Descubriendo a las Mujeristas
0 (0 Likes / 0 Dislikes)
Being a girl in Honduras, I learned a lot of things while growing up
My parents enrolled me in a catholic school
it was all girls
and it was part of the Opus Dei.
The Opus Dei is a branch of Catholicism with strict rules.
Since it was an all-girls school they taught us to be ladies.
They'd teach us how to sit, talk, and dress
but also how to be working women.
We had a class called Home Economics
where they taught us how to combine clothing items,
how to sew, and some recipes.
My school was big on moral values,
something that I am now very grateful for
about my education.
All in all, many of the things they taught us
was so that we'd grow up to be
people with good manners, kind, and succesful.
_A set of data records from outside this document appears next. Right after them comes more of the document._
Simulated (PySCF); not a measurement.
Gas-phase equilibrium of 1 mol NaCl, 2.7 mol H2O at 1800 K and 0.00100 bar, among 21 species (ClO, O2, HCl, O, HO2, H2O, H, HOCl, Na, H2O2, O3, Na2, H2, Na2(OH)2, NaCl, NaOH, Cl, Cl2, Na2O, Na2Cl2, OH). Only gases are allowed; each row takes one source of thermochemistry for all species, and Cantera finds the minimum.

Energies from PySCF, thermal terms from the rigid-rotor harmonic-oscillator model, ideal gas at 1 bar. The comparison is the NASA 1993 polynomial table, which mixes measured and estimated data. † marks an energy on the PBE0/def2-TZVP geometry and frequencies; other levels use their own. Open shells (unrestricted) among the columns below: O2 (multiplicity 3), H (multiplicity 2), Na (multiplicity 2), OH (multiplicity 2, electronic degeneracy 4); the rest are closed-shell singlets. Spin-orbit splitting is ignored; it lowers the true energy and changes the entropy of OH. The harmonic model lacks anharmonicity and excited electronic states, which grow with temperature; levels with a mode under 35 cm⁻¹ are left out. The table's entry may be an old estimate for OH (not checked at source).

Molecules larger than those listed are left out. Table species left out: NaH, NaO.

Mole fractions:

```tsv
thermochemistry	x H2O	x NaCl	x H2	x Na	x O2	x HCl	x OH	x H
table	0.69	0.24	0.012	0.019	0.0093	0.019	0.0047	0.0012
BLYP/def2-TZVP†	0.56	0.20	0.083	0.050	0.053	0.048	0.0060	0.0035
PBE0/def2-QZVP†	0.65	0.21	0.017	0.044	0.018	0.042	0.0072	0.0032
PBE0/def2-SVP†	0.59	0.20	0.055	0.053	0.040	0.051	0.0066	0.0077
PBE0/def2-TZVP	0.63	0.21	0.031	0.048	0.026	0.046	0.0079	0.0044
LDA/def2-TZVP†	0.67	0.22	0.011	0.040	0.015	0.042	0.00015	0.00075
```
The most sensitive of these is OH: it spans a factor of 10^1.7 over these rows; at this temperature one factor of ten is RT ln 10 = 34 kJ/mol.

What my school was also big on was the fact that we were
girls, ladies, women.
Girls
Ladies
Women.
First and foremost, we were women.
Before being an individual
we were part of a community:
the community of the family in and out of the Church.
In these communities
we had duties to fulfill as God's daughters,
as wives and mothers,
and as women.
Our destiny was to honor God
by honoring our husbands, our work, and our sacrifices.
By being born a woman
we were immediately handed how we were supposed to act
and what we were expected to do.
And what happens if you don't act the way
a "real woman" does?
Does it mean you are not a woman?
And if you are not a woman then
are you a man?
And if you are not a woman and you are not a man
then what are you?
The options are very limited
and the expression of the individual is not well received.
Women for years
have noticed how limited their lives are
living within these norms
and they realize that they are capable of so much more
but that they are expected to give up their dreams
and personal goals
to meet the expectations of being housewives and mothers.
When we moved to the United States
I found a community of women
that had progressive ideals.
When my friend Roxana invited me to an event called
Brown Girl Hour
I discovered the term and movement of the Mujeristas.
A mujerista is a woman who fights against her oppression.
They are women who develop strong moral subjects,
the importance and value of who they are,
what they think and what they do.
For me, the Mujerista theology
is the liberation of the individual
within the latino community
so that we are no longer born
and are told what we have to do
but instead we are appreciated as people
and are guided to become individuals
who are well-educated with moral virtues
and that
in these schools that are segregated
we are not taught "how a lady acts" and "how a gentleman acts"
but instead we are taught
how a well-educated person acts
and how we should treat others.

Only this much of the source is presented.